Premier Jim Prentice says Alberta has no plans of raising corporate taxes to deal with the current economic woes in the province.

"Any economist you talk to would agree that in the circumstances that we are in, if we increase our corporate taxes, we will simply make ourselves uncompetitive​ and it will result in losing jobs," he told alberta@noon host Donna McElligott on Wednesday.

He was taking questions from residents across Alberta during the program. Some listeners responded on Twitter that they felt the premier was being evasive.

Many of those who called, tweeted or emailed their questions wanted to know his plans for digging Alberta out of the $7-billion revenue hole that opened up when oil prices dropped south of the $50 mark.

When asked whether he intends to cut health-care services, Prentice recited figures familiar to those who follow the issue in Alberta.

"Health-care spending has increased from $8 billion to $17 billion in less than 10 years — more than doubled. At the same time Alberta's population has only gone up by 25 per cent," he said.

"So there's going to have to be more efficient use of resources... in terms of health care."

Prentice repeatedly mentioned that public sector workers in Alberta earn more than the national average, and said the higher-than-average costs of services are unsustainable.

Prentice noted that he expects more pressure on the education system soon as the weak economy pushes more students to go to colleges and universities.

Tuition increases?

He said he is not planning any tuition increases at this time.

When asked about a provincial sales tax, Prentice said the people have spoken.

"Albertans hold their view about sales tax pretty close to their hearts —​ most don't want a sales tax. People in this province think that other things should be done first."
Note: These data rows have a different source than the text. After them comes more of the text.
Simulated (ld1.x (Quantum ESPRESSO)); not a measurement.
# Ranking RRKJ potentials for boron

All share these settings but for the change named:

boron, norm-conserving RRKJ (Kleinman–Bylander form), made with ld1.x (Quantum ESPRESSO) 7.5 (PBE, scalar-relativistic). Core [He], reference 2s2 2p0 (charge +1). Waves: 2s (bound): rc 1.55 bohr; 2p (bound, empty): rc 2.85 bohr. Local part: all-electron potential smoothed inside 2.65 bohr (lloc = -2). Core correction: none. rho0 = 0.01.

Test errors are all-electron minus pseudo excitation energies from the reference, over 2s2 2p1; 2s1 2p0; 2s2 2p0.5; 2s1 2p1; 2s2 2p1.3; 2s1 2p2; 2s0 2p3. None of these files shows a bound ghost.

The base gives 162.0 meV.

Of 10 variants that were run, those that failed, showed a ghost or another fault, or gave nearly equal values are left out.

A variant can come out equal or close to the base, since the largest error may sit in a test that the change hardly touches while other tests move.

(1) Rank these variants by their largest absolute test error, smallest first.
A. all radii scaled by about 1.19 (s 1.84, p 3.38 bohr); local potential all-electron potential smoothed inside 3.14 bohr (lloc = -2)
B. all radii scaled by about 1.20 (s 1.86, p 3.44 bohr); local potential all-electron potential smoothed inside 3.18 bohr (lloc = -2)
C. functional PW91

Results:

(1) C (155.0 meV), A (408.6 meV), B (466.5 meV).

Several callers asked Prentice about increasing taxes for high-income earners. 

"We all want to blame somebody for the circumstances that we're in, but the bottom line is we have had the highest cost and the best public services in the country, and we haven't built a revenue model that sustains them," he said.

"In terms of who is responsible, we all only need look in the mirror. All of us have had the best of everything and have not had to pay for what it costs."